Factory.ai

Open-Source Wikis

/

Stable Diffusion WebUI

/

Systems

/

SD hijack

AUTOMATIC1111/stable-diffusion-webui

SD hijack

Active contributors: AUTOMATIC1111, brkirch, Kohaku-Blueleaf, Aarni Koskela

Purpose

Monkey-patches the upstream ldm (Latent Diffusion Model) and sgm (generative-models) packages at runtime so the webui's prompt syntax, attention optimisations, embeddings, and clip-skip work without forking those repositories. Every loaded model passes through model_hijack.hijack(sd_model) before it's used.

Directory layout

modules/
├── sd_hijack.py                       # the master hijack: applies/undoes patches; central StableDiffusionModelHijack
├── sd_hijack_clip.py                  # FrozenCLIPEmbedderWithCustomWords + attention parsing
├── sd_hijack_clip_old.py              # legacy emphasis behaviour for compatibility
├── sd_hijack_open_clip.py             # OpenCLIP variant (used by SDXL/SD2)
├── sd_hijack_xlmr.py                  # XLM-R encoder (Alt-Diffusion m9)
├── sd_hijack_unet.py                  # UNet upcasting and dtype shenanigans
├── sd_hijack_optimizations.py         # cross-attention optimisation dispatcher
├── sd_hijack_ip2p.py                  # InstructPix2Pix-specific patches
├── sd_hijack_utils.py                 # CondFunc — conditional patcher utility
├── sd_hijack_checkpoint.py            # nn.Module checkpoint hijack for memory savings
├── sd_emphasis.py                     # emphasis-as-multiplier helpers
├── sd_disable_initialization.py       # skips default-weight init when loading
└── xlmr.py / xlmr_m18.py              # XLM-R embedding pieces for Alt-Diffusion

Key abstractions

Type File Description
StableDiffusionModelHijack modules/sd_hijack.py Holds embedding database, clip wrappers, optimization state. Public methods hijack() / undo_hijack() / apply_optimizations().
model_hijack same Module-level singleton instance.
FrozenCLIPEmbedderWithCustomWords modules/sd_hijack_clip.py Replaces ldm's CLIP wrapper; parses (emphasis), [neg], (word:1.2), BREAK and chunked prompts.
EmbeddingDatabase modules/textual_inversion/textual_inversion.py Owned by model_hijack; maps trained embedding names to vectors.
SdOptimization (subclasses) modules/sd_hijack_optimizations.py Per-strategy class: xformers, sdp, sdp_no_mem, sub_quad, v1, InvokeAI, doggettx, none.
CondFunc modules/sd_hijack_utils.py Helper to swap a function for one that calls a different impl when a runtime predicate is true.

What the hijack does

When a checkpoint is loaded, model_hijack.hijack(sd_model) runs in sd_models.load_model_weights():

  1. Replace CLIP / OpenCLIP — swaps the model's text-encoder wrapper with one of the *WithCustomWords classes. These understand the prompt syntax and integrate the embedding database.
  2. Apply attention optimization — picks the best SdOptimization based on flags (--xformers, --opt-sdp-attention, …) and patches the relevant forward methods.
  3. UNet dtype patches — for fp16 + xformers + certain GPUs, modules/sd_hijack_unet.py upcasts a few problem layers to fp32.
  4. Embedding database refresh — scans embeddings/ and models/embeddings/ and registers each .pt/.safetensors file. Their tokens become recognisable in prompts.
  5. Disable default init — wraps nn.Linear/nn.Conv2d constructors to skip Kaiming init since the weights will be overwritten anyway. This is what --disable-model-loading-ram-optimization turns off.
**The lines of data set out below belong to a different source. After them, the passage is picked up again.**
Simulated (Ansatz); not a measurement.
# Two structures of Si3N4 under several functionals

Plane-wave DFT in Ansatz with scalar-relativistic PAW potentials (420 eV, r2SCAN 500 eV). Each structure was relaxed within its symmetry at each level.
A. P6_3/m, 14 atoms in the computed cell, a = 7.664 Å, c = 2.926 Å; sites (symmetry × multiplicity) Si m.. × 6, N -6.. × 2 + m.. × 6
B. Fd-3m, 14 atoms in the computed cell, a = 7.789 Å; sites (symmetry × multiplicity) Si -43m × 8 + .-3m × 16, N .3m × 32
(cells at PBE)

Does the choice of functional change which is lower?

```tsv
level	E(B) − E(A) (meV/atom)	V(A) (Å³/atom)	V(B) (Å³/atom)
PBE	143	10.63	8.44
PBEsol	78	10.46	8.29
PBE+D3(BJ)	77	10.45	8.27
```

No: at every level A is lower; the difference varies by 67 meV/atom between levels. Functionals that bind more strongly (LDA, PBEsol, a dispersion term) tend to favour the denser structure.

model_hijack.undo_hijack(sd_model) reverses all of the above when the model is unloaded or replaced.

CLIP wrapper details

graph LR
    Prompt --> Parse[prompt_parser:<br/>(word:1.2), [a:b:0.5], …]
    Parse --> Tokens[token list + per-token weights]
    Tokens --> Chunks[75-token chunks with BOS/EOS]
    Chunks --> EmbDB[EmbeddingDatabase<br/>substitute trained tokens]
    EmbDB --> CLIP[CLIP encode_with_transformer]
    CLIP --> Multiply[emphasis multiplier per token]
    Multiply --> Mean[adjust mean to keep distribution]
    Mean --> Out[conditioning tensor]

Two pieces are non-obvious:

  • Chunking: prompts longer than 75 tokens are split into chunks; each chunk gets BOS/EOS tokens. The encoder runs once per chunk; the results are concatenated. The BREAK keyword forces a chunk boundary.
  • Emphasis: (word:1.2) produces a per-token weight. After encoding, that weight is multiplied into the embedding. To avoid drifting the distribution, the mean is then re-aligned. The exact algorithm has switched once (sd_hijack_clip_old.py is the v1.0-era behaviour, kept for "Use old emphasis implementation" compatibility — see the option in modules/shared_options.py).
  • Clip skip: opts.CLIP_stop_at_last_layers > 1 returns the n-th-from-last hidden state instead of the final one. Useful for anime models trained on the second-to-last layer.

Attention optimisations

modules/sd_hijack_optimizations.py is the dispatcher. Each strategy is an SdOptimization subclass:

Class Triggered by Notes
SdOptimizationXformers --xformers and xformers package available Memory-efficient attention via FAIR's xFormers
SdOptimizationSdpNoMem --opt-sdp-no-mem-attention PyTorch 2.x SDPA without memory-efficient flag (deterministic)
SdOptimizationSdp --opt-sdp-attention PyTorch 2.x SDPA
SdOptimizationSubQuad --opt-sub-quad-attention Birch-san / AminRezaei0x443's chunked attention
SdOptimizationV1 --opt-split-attention-v1 Older split attention path
SdOptimizationInvokeAI --opt-split-attention-invokeai InvokeAI/lstein's split-attention
SdOptimizationDoggettx --opt-split-attention The original Doggettx implementation

If no flag is passed, SdOptimization.is_available() is consulted in priority order; xFormers > SDP > Doggettx is the typical fallback. Extensions can add more by registering an on_list_optimizers callback.

sd_hijack_optimizations.py is the single largest "math" file in the repo (~677 lines) — most of it is the attention math implementations themselves.

Where embeddings live

The EmbeddingDatabase is on model_hijack because it depends on the active text encoder's embedding shape. Loading flow:

  1. model_hijack.embedding_db.add_embedding_dir(path) registers a directory.
  2. After hijack(), model_hijack.embedding_db.load_textual_inversion_embeddings() scans those dirs.
  3. Each embedding becomes a Embedding object with vec (the actual tensor), name (the token), step, sd_checkpoint, etc.
  4. The CLIP wrapper's tokenizer recognises the name and substitutes the vector at encode time.

/sdapi/v1/embeddings, /sdapi/v1/refresh-embeddings, and the Train tab are the user-facing entry points.

Integration points

  • script_callbacks.on_model_loaded — fires after hijack() is done, so callbacks see a fully patched model.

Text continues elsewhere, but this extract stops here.